Editor's note: Every week, HuffPost Religion shines a spotlight on religious people doing good work in their communities. If you would like to recommend a faith-inspired organization, initiative or person in your community, send an email to firstname.lastname@example.org or tweet to @huffpostrelig using the hashtag #faithinspires.
On a hot weekend in July, Muslim women were hard at work operating a flea market to raise funds for fall programming at their Muslim American Society community center in Astoria, N.Y.
The flea market sold an eclectic array of second hand possessions including clothing, household goods and entertainment items. Hosted during the Islamic month of Ramadan, flea market volunteers expressed some fatigue from fasting in the heat but the overall atmosphere was joyful.

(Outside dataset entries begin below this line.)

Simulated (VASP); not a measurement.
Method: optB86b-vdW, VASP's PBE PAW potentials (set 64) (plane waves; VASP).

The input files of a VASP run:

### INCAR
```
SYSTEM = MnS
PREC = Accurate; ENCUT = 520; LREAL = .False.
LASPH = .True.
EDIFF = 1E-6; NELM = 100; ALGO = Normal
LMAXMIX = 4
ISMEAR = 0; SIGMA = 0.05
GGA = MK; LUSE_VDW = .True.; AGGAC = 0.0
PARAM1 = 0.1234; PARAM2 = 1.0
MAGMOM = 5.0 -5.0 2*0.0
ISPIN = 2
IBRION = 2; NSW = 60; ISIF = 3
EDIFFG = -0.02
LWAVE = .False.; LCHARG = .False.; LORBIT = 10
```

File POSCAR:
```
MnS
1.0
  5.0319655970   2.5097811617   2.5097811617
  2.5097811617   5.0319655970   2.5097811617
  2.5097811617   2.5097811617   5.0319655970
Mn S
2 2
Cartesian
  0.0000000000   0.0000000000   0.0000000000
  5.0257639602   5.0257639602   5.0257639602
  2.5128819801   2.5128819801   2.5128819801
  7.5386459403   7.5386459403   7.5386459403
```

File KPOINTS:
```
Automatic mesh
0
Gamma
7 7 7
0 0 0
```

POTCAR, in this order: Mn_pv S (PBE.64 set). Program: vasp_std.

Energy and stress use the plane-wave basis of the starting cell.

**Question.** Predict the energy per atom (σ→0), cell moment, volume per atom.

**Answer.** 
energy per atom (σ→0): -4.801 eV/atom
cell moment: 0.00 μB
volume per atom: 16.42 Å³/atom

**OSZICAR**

The flea market serves as community fundraiser where proceeds are donated to the center that offers programs in education, community service and youth development.
Community center administrative director Sadete Mujovic told The Huffington Post, “We sold most of the items and did very well. People who bought things ended up making donations too.”
The flea market had a dual purpose because community members found out about the programs as they shopped. Through the event, Mujovic fielded new suggestions for how to structure and schedule upcoming programs.
While the center offers a variety of programs, Mujovic is in charge of the women’s fitness and health programs which range from Pilates classes to health awareness courses about various issues like diabetes. One notable event is a youth program called Friday Night Live, where young people gather for lectures on different topics in Islam and society. A recent topic from Friday Night Live was how young teens can increase their confidence.
Astoria is home to ethnic groups like Italians and Greeks. Ahmed Jamil, president of the community center, told the Times Ledger when the center opened its doors in February 2012 that the center’s focus is to “lift up the individual, family and society for every New Yorker -- both Muslim and non-Muslim alike.”
Diverse passerby stopped by the market set up near two Mosques that are walking distance of community center just south of 25th Avenue in Astoria. Speaking about the market’s deeper purpose to connect Astoria residents, Mujovic told The Huffington Post, “We are from different parts of the world. We are believers of different religions but we are one entity.”
The center is a branch of Muslim American Society (MAS), which is a nationwide nonprofit, religious, social and cultural organization. According to their website, MAS’s mission is to move people to strive for God-consciousness, liberty and justice, and to convey Islam with utmost clarity.